Stull did use some AI while writing “The Singularity Play.” A program called Hugging Face generated some lines used in one scene, in which Denise begins producing pages of text that seem “wrong” to her computer programmer.

Sophia Parker ’23, plays Heidi, one of the members of the theater troupe. The social studies concentrator said she enjoyed working with Stull and Oliphant and was excited to get a chance to take on a role in a work that deals with some intense themes, such as grief.

Doing play setup
Rachele Padula-Shufelt braids hair for Katie Runions.

The play’s opening is set for Thursday at Farkas Hall. Costume designer Rachel Padula-Shufelt (standing) does a pre-rehearsal braiding of student Katie Runions’ hair.

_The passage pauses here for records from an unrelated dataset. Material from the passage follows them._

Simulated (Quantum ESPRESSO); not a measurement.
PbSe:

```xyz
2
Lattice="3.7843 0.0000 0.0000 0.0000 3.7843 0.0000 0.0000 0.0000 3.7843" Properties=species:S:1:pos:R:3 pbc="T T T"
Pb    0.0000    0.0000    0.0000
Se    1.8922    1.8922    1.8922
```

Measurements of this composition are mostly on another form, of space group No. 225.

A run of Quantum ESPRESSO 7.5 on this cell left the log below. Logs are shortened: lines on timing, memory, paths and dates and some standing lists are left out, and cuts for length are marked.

“I was ready to tackle it,” Parker said, “And the environment that was created made it seem very natural to tackle that. I feel like both Keenan and Jay have done a good job of creating an environment where dealing with the intense subjects can be done in a realistic way that doesn’t leave you uncomfortable.”

Oliphant, who worked as an assistant director for “Hadestown” on Broadway, said “The Singularity Play” has only grown more relevant with time.

“We’ve fallen into this moment where the potential of this play happening outside of the play in a real-world setting is so high right now,” Oliphant said.

The play takes its name from a technology term referring to a hypothetical moment when AI becomes so advanced that it permanently alters humanity. In the material world, it’s not a reality that Stull particularly wants to see. He smiled ruefully when recalling an April Fool’s Day joke posted by American Theater Magazine this month, suggesting that a Silicon Valley company had commissioned an AI to write five plays.

“Playwrights are so threatened anyway. There are so many playwrights and so few opportunities,” Stull said. “It’s such a difficult thing to think that AI would be actually, legitimately taking these very few opportunities in an industry that’s difficult to find remuneration in.”

Oliphant emphasized that “The Singularity Play” is not an attempt to capitalize on the current moment of pitting technology against humanity, but rather to pose some questions about the relationship between the two.

“My hope is that people walk out considering what humanity’s relationship to creation is,” Oliphant said. “I hope the question lingers with the audience as we continue to grapple with the ever-changing social, political, natural world that we are in right now.”

“The Singularity Play” runs from Thursday through Sunday at Farkas Hall in Cambridge.